I always say I am going to update this, then I never do. Right now as I am all alone, I feel like I need to. My husband and I have gone through a hard time this week. It all started late one night while Haize was sleeping, my husband and I decided to stand in the kitchen together and wait for the results of a pregnancy test. I asked him "Do you think I am?". His response was "I think its about 50/50". I had been telling him that I was for days, I just knew it in my heart. I said "Well, I am about 99 to 1". So we looked, and there it was, 3 tests- all positive! I started freaking out, I didn't know what to think! He was ecstatic. I couldn't believe my baby boy was going to be a big brother. So days later I made Haize some cute shirts that said "Big Bro" and even got some announcements made. We were 7 weeks in and I told my husband that we would wait to tell everyone and we did, we held on to the announcements for a few days. Finally we couldn't hold it in any longer, so we sent them out. Just a couple days later in the emergency room we found out that the baby isn't developing right and my body is in the process of losing the baby. I was devastated, but sort of in denial. This has happened to us before, but at that time I wasn't a mommy yet, I didn't know what it felt like to love someone THAT much. So it was hard, but this was much much worse. I was just so confused, I didn't know why this was happening to us. Then I thought of the announcements which would be arriving at people's houses the next day. So I had to share the sad news, I didn't want anyone else to congratulate us because it was just like a knife to the heart. But I was still in denial. I was praying and aching for everything to be okay, to wake up from this nightmare. Today it has become such a reality. I have cried until my eyes are swollen. I feel like, as much pain as I am in today, it is nothing compared to the pain my heart is in. I am praying for some sort of answer to ease my grief.
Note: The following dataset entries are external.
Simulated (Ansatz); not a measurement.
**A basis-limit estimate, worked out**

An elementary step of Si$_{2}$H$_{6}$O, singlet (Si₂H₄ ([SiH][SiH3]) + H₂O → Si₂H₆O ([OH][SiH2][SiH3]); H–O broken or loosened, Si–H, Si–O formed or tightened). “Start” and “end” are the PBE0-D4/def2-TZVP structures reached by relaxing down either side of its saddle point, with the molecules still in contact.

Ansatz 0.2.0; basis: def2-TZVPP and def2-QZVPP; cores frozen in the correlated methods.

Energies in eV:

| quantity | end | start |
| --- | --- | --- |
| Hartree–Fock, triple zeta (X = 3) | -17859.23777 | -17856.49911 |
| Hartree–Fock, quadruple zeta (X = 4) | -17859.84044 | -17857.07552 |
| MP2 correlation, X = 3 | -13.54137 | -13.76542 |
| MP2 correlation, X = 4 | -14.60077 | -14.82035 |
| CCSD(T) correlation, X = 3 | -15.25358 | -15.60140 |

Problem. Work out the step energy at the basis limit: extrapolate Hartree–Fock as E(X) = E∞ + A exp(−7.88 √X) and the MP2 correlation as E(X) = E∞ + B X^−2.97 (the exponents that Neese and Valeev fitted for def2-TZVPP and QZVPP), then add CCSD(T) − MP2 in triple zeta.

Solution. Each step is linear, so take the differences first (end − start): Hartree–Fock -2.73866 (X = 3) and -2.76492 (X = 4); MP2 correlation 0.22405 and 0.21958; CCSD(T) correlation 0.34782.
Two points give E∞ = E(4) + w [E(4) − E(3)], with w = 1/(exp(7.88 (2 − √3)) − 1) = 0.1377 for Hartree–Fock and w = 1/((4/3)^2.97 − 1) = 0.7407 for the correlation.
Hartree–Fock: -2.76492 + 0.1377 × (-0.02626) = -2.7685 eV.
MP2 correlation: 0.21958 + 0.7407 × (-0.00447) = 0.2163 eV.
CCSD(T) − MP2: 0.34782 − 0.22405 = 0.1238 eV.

I'm clinging to the thought that someday my husband and I will expect another baby, and it will be a miracle like Haize. I will not complain about how much I hate being pregnant, or that I hate going to the doctor, or how I hate being sleep deprived and being up all night with a newborn, or being spit up on, because I will be able to fully cherish a miracle. I will be ever thankful for every moment I have with my children. I will cherish every song and hug. I will remember every sweet smile.
And no matter what, I will never forget this poor baby in heaven, who I have been carrying for just a few short weeks, who my heart aches for, and who I already love so much it hurts.